Machine learning and deep learning technologies are promising an end-to-end optimization of wireless networks while they commoditize PHY and signal-processing designs and help overcome RF complexities

What happens when artificial intelligence (AI) technology arrives on wireless channels? For a start, AI promises to address the design complexity of radio frequency (RF) systems by employing powerful machine learning algorithms and significantly improving RF parameters such as channel bandwidth, antenna sensitivity and spectrum monitoring.

So far, engineering efforts have been made for smartening individual components in wireless networks via technologies like cognitive radio. However, these piecemeal optimizations targeted at applications such as spectrum monitoring have been labor intensive, and they entail efforts to hand-engineer feature extraction and selection that often take months to design and deploy.

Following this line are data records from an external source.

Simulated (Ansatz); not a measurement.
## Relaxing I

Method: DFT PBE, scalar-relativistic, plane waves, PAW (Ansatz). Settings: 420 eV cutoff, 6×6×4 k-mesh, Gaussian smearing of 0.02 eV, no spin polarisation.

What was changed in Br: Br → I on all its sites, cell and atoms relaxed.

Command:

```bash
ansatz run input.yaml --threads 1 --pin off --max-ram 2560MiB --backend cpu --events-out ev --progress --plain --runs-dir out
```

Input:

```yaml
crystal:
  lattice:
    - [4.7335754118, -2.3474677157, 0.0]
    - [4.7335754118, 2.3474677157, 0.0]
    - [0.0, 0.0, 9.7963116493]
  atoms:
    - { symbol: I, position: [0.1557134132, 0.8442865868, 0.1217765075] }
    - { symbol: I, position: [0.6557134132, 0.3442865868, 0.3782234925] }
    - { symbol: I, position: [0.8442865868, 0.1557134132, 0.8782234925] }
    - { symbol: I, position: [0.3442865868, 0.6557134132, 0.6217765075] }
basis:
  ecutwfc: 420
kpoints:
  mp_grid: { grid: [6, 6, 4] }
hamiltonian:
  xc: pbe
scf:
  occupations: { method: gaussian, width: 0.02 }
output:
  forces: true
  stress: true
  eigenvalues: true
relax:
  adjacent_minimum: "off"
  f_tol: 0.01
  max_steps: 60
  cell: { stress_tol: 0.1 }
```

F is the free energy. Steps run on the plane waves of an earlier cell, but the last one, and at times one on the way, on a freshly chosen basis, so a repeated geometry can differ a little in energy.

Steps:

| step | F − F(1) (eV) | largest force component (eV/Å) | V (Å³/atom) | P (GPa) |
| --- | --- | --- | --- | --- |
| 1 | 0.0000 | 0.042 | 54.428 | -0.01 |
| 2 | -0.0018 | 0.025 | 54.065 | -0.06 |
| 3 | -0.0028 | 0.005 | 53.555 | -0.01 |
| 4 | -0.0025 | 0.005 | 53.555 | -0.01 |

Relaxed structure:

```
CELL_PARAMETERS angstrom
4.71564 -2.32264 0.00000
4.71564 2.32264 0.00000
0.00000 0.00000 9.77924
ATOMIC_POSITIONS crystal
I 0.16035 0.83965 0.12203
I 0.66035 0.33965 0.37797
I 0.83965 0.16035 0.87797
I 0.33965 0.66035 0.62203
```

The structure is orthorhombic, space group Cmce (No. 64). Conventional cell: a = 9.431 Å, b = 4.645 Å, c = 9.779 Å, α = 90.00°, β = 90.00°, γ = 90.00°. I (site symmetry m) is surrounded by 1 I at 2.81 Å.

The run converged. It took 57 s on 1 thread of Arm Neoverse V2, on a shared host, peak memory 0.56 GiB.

On the other hand, AI manifestations like machine learning and deep learning can invoke data analysis to train radio signal types in a few hours. For instance, a trained deep neural network takes a few milliseconds to perform signal detection and classification as compared to traditional methodologies based on the iterative and algorithmic signal search and signal detection and classification.

Figure 1: Deep learning allows training of RF signals in just a few seconds after the signal capture. Source: National Instruments

It is important to note that such gains also significantly reduce power consumption and computational requirements. Moreover, a learned communication system allows wireless designers to prioritize key design parameters such as throughput, latency, range and power consumption.

More importantly, deep learning-based training models facilitate a better awareness of the operational environment and promise to offer end-to-end learning for creating an optimal radio system. Case in point: a training model that can jointly learn an encoder and decoder for a radio transmitter and receiver while encompassing RF components, antennas and data converters.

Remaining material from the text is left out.